Position Paper for NLANR Cache Workshop
Japan Cache Project was motivated by the Japan Window Project which aims to disseminate information about Japan to users outside Japan. On the other hand, the goal of the Japan Cache Project is to create more convenient access to raw Japanese information found on the web from North America.
To achieve this goal, we operate a public cache server in the USA, for access to Japanese information. Infrequently accessed information , like Japanese information, may be spread throughout other sites and stored in cache servers at other sites. If we can gather such minor information into one cache, we can get a higher hit ratio. In other words, to get a high effectiveness from the cache server, the tendency of access should be narrowed. Our final goal for this cache server is to fill it with information related to Japan. Currently, the Japan Cache server is dedicated to accesses to JP (Japan) domain servers.
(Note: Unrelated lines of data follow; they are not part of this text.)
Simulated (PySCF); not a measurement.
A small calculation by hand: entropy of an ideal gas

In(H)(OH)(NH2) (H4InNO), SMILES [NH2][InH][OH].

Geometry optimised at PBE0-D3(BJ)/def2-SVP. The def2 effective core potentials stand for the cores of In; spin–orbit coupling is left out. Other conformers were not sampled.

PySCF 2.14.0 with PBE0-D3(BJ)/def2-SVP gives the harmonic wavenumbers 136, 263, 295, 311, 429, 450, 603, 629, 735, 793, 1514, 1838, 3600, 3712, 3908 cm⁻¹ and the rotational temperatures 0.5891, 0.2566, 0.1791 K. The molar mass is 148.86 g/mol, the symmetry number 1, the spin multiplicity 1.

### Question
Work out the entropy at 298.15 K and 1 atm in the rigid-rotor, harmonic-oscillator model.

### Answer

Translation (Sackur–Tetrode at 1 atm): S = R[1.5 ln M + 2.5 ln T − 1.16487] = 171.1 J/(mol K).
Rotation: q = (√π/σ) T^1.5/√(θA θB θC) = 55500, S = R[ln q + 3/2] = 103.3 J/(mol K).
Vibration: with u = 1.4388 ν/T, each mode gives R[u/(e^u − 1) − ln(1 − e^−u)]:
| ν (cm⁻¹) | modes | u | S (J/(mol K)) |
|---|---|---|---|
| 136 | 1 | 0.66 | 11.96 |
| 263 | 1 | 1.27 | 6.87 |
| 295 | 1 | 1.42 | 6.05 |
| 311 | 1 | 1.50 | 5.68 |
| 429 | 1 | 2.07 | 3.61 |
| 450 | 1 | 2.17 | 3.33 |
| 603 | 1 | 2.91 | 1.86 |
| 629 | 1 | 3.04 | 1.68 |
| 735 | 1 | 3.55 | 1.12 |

In Japan, we also operate a cache server (cache.imnet.ad.jp) on the IMNET (Inter-Ministry research information NETwork) which is founded by Japanese Science and Technology Agency. Although we operate cache.imnet.ad.jp as a provider cache in IMNET, We are willingly to accept JP domain access from outside Japan. It could be a good cache server for users in Asian countries which have direct international link. But more than ten Internet providers in Japan have their own international links to the USA. The Japan Cache Server makes better use of multiple international links than cache.imnet.ad.jp. It also avoids narrow international links. Therefore, the Japan Cache Server is a better cache server for users in North America.
The Japan Cache server is a SUN Sparc Station-20 with 128 MB of memory and 8 GB of cache space. We use the squid Internet object cache. This is at NTT Multimedia Communication Laboratories in Palo Alto. The USA ends of many of the international links between USA and Japan are located on the west side of the USA, an area through which a lot of the traffic to Japan passes. Therefore it is ideal in terms of network topology.
The early morning is the best time to access web servers. This is a good time to store information that will be accessed by users later. In this experiment, target information for prefetching was classified into two types. One is the top 100 most-frequently accessed pages. The other is from current events and newly submitted information.
With regards to new submissions or current event information, around 80% of the prefetched information was fetched newly from web servers. However, only about 10% of the prefetched information stored on cache was later retrieved from the cache server by users. The target information does not satisfy users' demands. We should establish the user access prediction method.
Regarding the prefetching of frequently accessed information, 81% of the information already existed in the main cache. Therefore, prefetching of frequently accessed information was insignificant.
Using the notification of primary server updating like an Andrew File System is a good way to keep the coherence of a cache server with a long expiration time. Currently, we set up email based refresh notification mechanism on www.ntt.co.jp. The mechanism for the notification is the following.
There are many users who cannot use the Japan Cache server. At some sites, users have to access outside of the site through a firewall proxy server for security reasons. Another reason is client software limitation. The Japan Cache server only permits accesses for the JP domain servers, so client software must have a domain name base proxy selection mechanism. Currently this is supported only by Netscape Navigator.
To accept accesses from these users, we select an operating cache replication server that is not a proxy server. To the user, it appears to be a type of mirror server. However, in this case, the information is retrieved from the primary server through the cache and stored in it. As a cache replication server, we operate the Squid Internet Object Cache in HTTP accelerate mode.
Currently www-ntt.nttam.com (in California), whose primary server is www.ntt.co.jp (in Tokyo), is in operation. Hit ratio was around 75 percent. And average cache disk usage was 30M bytes while the primary server of this replication server 500M bytes.
The Japan Cache server works as a JP domain parent cache of the NLANR caching project. In other words, in the NLANR caching project, every JP domain access goes through sv.cache.nlanr.net, which is the final JP domain parent cache in the NLANR caching project. Our server acts as the JP domain parent cache of sv.cache.nlanr.net.
However, many accesses from the users seem to be time-outed on the way. Infrequently accessed information, like Japanese information, on regional cache server may not be retrieved afterwards by other users. Therefore, it would be a good way for users in North America to configure the Japan Cache Server as a direct JP domain parent cache server.
The hit ratio was around 58% higher than usual cache server operation and helped to show the effectiveness of a designated cache server for access to specific domain name. However we count not get a high effectiveness from prefetching.
With regards to keeping coherence and operation of the cache replication server, we have set up the system. At present, we are asking for cooperation from the primary servers in Japan. Especially, we want to get a cooperation from news company. We are asking them to send refresh notifications to Japan Cache Server, and give us a permission to open cache replication servers for them in public. But It's hard to get them.